Edward Norton, Liv Tyler and William Hurt reload The Incredible Hulk film series in front of the lens of action film director Louis Leterrier. This film represents a slice of sequel, retaining some continuity from the first Ang Lee-directed 2003 Hulk film, but mainly reboots the film series. Filmmakers quickly assimilate audiences into this installment by shortening the Hulk’s origin into a quick montage during the opening credits.
Norton, starring as Bruce Banner, and Tyler, as Betty Ross, have both adjusted over time. He globetrots the world in search of a cure while she teaches at Culver University. Filmmakers definitely boost the romantic elements between the two scientists. Banner’s inner torment and bad memories remain as his dual personality forces some significant adjustments in his life. Audiences see text updates on how many days he manages his anger “without incident.”
These adjustments add some surprising character development into the plot while filmmakers also build on the Hulk’s character with a touching scene in a cave and expanding fighting abilities.
Banner‘s actions and activities revolve around finding a cure for that green monster twinkling in his eyes. “I don’t want control over it, I want to get rid of it,” he says. Tim Blake Nelson is perfectly cast as an eccentric researcher specializing in gamma technology. Besides Betty, he’s the only other character who gives Banner some hope during his quest.

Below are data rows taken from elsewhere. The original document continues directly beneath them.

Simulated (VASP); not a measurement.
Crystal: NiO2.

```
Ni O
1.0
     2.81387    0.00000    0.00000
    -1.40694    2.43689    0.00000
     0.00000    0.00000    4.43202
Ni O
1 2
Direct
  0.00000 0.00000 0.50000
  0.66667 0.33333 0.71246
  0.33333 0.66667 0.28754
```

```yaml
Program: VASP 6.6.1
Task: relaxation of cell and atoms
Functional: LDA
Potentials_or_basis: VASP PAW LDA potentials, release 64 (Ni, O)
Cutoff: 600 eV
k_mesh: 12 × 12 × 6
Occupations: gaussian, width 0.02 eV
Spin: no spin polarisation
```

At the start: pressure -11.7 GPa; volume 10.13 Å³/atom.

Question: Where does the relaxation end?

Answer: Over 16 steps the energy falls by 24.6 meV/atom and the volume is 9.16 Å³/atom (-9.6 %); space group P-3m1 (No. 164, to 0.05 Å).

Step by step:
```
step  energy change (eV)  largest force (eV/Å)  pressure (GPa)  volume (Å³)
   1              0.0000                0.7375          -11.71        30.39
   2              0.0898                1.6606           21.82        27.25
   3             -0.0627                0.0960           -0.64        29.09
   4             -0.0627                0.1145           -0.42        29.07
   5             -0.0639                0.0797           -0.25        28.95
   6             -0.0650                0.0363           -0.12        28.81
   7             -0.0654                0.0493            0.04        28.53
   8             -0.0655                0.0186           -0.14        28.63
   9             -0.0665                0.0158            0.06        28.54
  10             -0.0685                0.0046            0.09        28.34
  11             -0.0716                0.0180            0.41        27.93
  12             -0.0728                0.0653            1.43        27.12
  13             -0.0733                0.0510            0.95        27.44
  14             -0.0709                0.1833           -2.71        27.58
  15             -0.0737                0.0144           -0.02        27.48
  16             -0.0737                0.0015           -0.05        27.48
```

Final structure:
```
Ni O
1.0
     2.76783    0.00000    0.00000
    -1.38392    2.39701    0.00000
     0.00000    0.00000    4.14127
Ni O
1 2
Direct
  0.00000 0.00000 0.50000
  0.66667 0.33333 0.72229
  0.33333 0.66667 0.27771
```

Control is key as Banner never exploits his power while staying off the radar from General Thaddeus “Thunderbolt” Ross, played by William Hurt. Ultimately, when Banner gets backed into a corner, literally, the Hulk comes roaring back in all his loud, destructive glory. Enter Betty Ross and her father, General Ross, who looks like the mustached Paul Newman of several years back. In discussions with other characters, General Ross says Betty is “no longer a factor” while Betty says her father is “out of the picture.”